On Sat, Apr 19, 2003 at 12:12:38PM -0400, Joey Hess wrote:
> cvsd.conf is a trivial config file to parse and modify from what I can
> see. 
> 
>   port=`sed -n 's/^Port *\([^ ]*\).*$/\1/p' < /etc/cvsd/cvsd.conf`
>   
> That's a reasonable way to get any value from it. I'm glad you do this

What about writing values?

I imagine that changing the value of port might be
as simple as:

sed 's/^Port .*$/Port xyz/g' < /etc/cvsd/cvsd.conf > /etc/cvsd/cvsd.conf.new
mv /etc/cvsd/cvsd.conf.new /etc/cvsd/cvsd.conf

(not tested).

However, what if (and I haven't looked at cvsd; some
of my examples may not make sense for cvsd):

- There is more then one Port setting? (its probably illegal
here). Do you change all of them, or only the first one, or
what?

- There is no Port setting and one needs to be added? Is it OK
to blindly add at the end of the file, or should a script try
some black magic to work out the best spot?

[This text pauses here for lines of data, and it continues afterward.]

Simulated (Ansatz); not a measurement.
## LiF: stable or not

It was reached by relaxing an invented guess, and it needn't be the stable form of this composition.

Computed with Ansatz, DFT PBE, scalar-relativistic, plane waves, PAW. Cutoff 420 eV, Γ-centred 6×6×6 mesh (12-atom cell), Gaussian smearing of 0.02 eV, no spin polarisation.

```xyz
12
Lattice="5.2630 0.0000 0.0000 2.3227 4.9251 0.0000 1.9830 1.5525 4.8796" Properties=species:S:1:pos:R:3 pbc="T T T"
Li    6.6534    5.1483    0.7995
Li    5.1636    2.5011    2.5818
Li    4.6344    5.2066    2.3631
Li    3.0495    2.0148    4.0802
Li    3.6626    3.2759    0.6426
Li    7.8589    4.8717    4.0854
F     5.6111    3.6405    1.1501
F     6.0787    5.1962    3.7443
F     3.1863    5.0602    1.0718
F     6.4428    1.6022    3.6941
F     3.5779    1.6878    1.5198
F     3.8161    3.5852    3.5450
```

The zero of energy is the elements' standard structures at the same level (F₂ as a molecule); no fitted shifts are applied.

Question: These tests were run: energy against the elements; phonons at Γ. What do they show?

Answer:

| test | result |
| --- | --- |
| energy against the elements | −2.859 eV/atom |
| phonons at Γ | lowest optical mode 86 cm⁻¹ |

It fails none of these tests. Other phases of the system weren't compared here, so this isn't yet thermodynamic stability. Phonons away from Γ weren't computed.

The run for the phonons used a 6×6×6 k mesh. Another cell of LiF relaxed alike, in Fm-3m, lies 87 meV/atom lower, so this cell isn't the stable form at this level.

- Adding a port setting destroys the config, because the adminstrator
deliberatly deleted that setting for some reason (I am assuming this
would mean something, eg. only bind to a UNIX stream socket, for
instance).

- The system adminstrator accidently or deliberately commented out the
port setting, and puts it back in and finds it doesn't do anything,
because a new port setting has been added to the end and has overriden
the first setting without giving any errors or warnings?

Now thats a lot of "ifs". ;-).

I am just curious though on what how other developers
feel that these situations should be handled.